Watch the NBA Playoffs, delude yourself into thinking Bulls will look to add someone significant from an early-bounced team
a likely-fruitless discussion prompt
Interesting to see the difference from other teams similar to the Bulls in how they handled disappointing, average seasons.
The Wizards fired their lead basketball executive. The Raptors fired their head coach and their exec was (gasp) honest and accurate in where his team stood.
We saw what AK said. He thinks the team is currently playoff-caliber, just was merely unlucky. And his proven-wrong formula of continuity → consistency → success is still the mindset going forward.
But we can go into an alternate universe where AK either stops being delusional or has just been on a multi-year con where he pisses off the fanbase but that somehow gains him some advantage to be better at his job. (a non-zero amount of fans think the latter)
Now what we all know is that the team tried to win right away, failed, and they need to take a step back for the next trying-to-win Bulls team. What this blog post (and AK’s mission statement) presupposes is what if they don’t?

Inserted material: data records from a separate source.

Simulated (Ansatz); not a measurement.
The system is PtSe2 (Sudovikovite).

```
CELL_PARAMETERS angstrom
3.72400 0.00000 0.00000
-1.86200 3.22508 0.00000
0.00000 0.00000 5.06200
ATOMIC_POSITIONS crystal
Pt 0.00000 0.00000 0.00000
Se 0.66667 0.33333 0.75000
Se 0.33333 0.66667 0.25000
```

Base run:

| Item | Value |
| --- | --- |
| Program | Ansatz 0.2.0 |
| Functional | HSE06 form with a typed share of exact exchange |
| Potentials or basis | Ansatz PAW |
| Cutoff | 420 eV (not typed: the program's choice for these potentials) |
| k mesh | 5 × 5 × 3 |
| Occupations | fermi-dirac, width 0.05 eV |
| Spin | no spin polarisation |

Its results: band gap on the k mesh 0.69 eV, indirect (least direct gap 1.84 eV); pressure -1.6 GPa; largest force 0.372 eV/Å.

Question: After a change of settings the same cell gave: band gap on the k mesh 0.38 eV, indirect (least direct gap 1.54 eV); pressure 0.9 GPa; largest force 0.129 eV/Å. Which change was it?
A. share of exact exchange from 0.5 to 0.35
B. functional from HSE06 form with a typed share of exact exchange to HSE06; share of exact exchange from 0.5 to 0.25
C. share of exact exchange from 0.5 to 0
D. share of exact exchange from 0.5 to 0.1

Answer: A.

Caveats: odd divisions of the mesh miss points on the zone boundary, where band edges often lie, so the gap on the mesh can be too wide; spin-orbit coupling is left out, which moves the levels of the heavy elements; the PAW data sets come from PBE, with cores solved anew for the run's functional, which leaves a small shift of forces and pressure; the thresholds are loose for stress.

And I’m not talking about the realistic, or Bullsian-realistic (where the tax is a hard cap, and they’re just gonna cry poor about Lonzo’s injury instead of looking for relief) options. The NBA playoffs - AK’s been there, but only barely so fair if he doesn’t know this - is where actual “winning programs” realize their limitations or just need to shake things up, and will look to move on from actually good players who would be better than what the Bulls currently have.
So we can watch the playoffs with a rooting interest for these vulnerable teams to fail, and maybe the Bulls can snag one of them.
Again, this would be a triple or quadrupling-down on ‘our core’, which is not the thing to do. But it is better than the ‘tweak’ that AK has pledged. The Bulls do have limited assets, but do have enough to assemble a high-risk trade package.
We’re talking a top-4 pick if the Bulls hit the lottery (obviously wouldn’t trade #1 overall), the Blazers lotto-protected pick, two future first rounders between the 2027 and 2030 drafts, first-round swaps, Patrick Williams, Dalen Terry (probably valued at a second-rounder), Alex Caruso (either directly or in 3-team to get picks). There’s also what you could call ‘neutral’ assets to aggregate salary like a Vucevic, Coby White, or Dosunmu sign-and-trade, and the negative asset of Lonzo Ball’s 2-year remaining contract.
We can argue over the value of all those pieces, and the risk involved, this is just to point out that it’s not impossible to do some big-game hunting.
The only players on the team that you have to pause and think about fit and age are DeRozan and LaVine. Obviously neither are untouchable, but if trying to get better you typically aren’t getting rid of your actually-good players (sit down, Vuc, you’re not in this group).
Tier 1 (may require dealing LaVine or DeRozan for their value and due to bad fit): Paul George, Trae Young, Karl-Anthony Towns, Jaylen Brown
Tier 2 (to go with LaVine+DeRozan): Chris Paul, Deandre Ayton, Michael Porter, Marcus Smart, Jarrett Allen, Tyler Herro
Tier 3 (won’t move the needle much and/or won’t take many assets): Malcolm Brogdon, Kyle Lowry, Tobias Harris, John Collins, Clint Capela, Mike Conley, Rudy Gobert
Then there’s a whole bunch of expensive role players who could be likely had for not much more than salary relief. Now, to be clear, relief for others means pain for the Bulls, so they likely wouldn’t do it.
They likely won’t do any of this though, so dare to dream and enjoy watching the actual good teams.
Mikal Bridges, not sure where the Nets headed and they have lots of interesting starter fringe players. Seth Curry, Dinwiddie.
In order for a team building strategy to work for the Bulls, it has to yield good results even when it's poorly executed. Since I am not aware of any strategy that can reliably do that, it follows that discussing team strategy is, even by sports chatter standards, kinda pointless.
Like, I was in favor of building a team around Jimmy. Then when he was traded and the team sucked, I was in favor of tanking and basically hated every move from Vucevic on. I later realized that, since they're going to do a shit job regardless of which door they open, then their direction doesn't really matter. They just gotta stop being bad at their jobs.